3. In its teaching, this sixth word ascends to the heights, to the mysterious and ineffable relationships of the Godhead—which are the inner reality

and meaning of all morality and religion—and it descends to the depths, to the lowliest details of the most commonplace life.

All work, for the Christian, is raised to the level, to the dignity of sacrifice. Once and for all we must rid ourselves of that idea which has wrought so much mischief, that sacrifice necessarily connotes pain, loss, death. Essentially our sacrifice is what essentially Christ’s sacrifice was, the joyous dedication of the will to God, the Source and Light of all our being.

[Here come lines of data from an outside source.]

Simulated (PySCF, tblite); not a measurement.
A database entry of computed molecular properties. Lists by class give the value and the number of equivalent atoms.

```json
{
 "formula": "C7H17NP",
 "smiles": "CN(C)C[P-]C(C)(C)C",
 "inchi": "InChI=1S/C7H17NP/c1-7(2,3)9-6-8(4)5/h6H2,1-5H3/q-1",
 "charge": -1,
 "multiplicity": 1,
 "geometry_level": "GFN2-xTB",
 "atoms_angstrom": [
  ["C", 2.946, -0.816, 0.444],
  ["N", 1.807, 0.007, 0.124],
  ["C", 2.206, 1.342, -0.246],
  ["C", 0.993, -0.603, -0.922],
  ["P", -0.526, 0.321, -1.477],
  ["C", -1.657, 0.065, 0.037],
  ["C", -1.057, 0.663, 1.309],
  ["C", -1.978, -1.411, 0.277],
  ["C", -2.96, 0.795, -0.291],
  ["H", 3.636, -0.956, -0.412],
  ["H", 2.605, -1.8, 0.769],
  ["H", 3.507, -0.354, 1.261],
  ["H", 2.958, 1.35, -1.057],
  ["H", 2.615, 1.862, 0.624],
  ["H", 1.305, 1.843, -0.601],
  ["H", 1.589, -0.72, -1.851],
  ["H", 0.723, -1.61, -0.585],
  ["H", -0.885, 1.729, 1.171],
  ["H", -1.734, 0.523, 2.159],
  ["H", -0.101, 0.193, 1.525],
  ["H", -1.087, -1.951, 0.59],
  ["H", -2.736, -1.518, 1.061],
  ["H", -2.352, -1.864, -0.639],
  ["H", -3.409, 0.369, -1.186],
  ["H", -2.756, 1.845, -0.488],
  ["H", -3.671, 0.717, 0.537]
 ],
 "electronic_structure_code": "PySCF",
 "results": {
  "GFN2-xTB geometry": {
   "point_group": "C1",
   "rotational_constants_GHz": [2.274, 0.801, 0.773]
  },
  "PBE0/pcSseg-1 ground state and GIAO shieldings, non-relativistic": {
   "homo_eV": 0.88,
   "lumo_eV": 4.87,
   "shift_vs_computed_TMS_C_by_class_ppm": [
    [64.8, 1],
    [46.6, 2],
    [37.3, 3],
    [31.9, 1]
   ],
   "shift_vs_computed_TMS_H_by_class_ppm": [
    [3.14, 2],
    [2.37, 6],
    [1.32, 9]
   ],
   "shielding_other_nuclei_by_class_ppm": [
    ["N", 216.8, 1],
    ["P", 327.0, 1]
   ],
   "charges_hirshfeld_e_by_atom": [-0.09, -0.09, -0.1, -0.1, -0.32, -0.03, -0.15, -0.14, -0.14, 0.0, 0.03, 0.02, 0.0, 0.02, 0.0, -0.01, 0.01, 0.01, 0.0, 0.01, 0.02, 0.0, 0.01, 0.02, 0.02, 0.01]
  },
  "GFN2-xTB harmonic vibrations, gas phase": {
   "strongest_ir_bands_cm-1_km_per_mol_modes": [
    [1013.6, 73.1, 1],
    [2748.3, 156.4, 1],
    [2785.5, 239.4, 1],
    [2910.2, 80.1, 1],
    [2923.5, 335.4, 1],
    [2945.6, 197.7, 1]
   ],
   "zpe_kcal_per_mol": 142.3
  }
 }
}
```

The daily round, the common task,
Will furnish all we need to ask.

All work is sacred, or may be so, if we will. For all work has been consecrated for evermore by the perfect obedience, that is, the perfect sacrifice of the Son of man, the Head of our race. There is no task which any Christian, anywhere, can be called upon to do, which cannot be made part of that joyous service, that glad sacrifice, which, in union with that of Jesus Christ our Lord, we, one with Him in sacramental union, “offer and present” to the Father.

VIII
THE SEVENTH WORD

“Father, into Thy hands I commend My spirit.” St. Luke xxiii. 46.

The consummation of sacrifice, the union of the human will with the Divine, leads to the perfect rest in God.

1. We have tried to deal with the Seven Words as constituting a revelation of the Divine Sonship of humanity. From this point of view it is significant that the first and the last begin, like the Lord’s Prayer, with a direct address to the Father.

The service of the Christian man is that of a son in his father’s house, of a free man, not of a slave. The Fatherhood of God is the very key-note of the Christian view of life and of death. In both alike we are the objects of the Father’s individual care and love; in both we bear the supreme dignity of “the sons of the Most High.”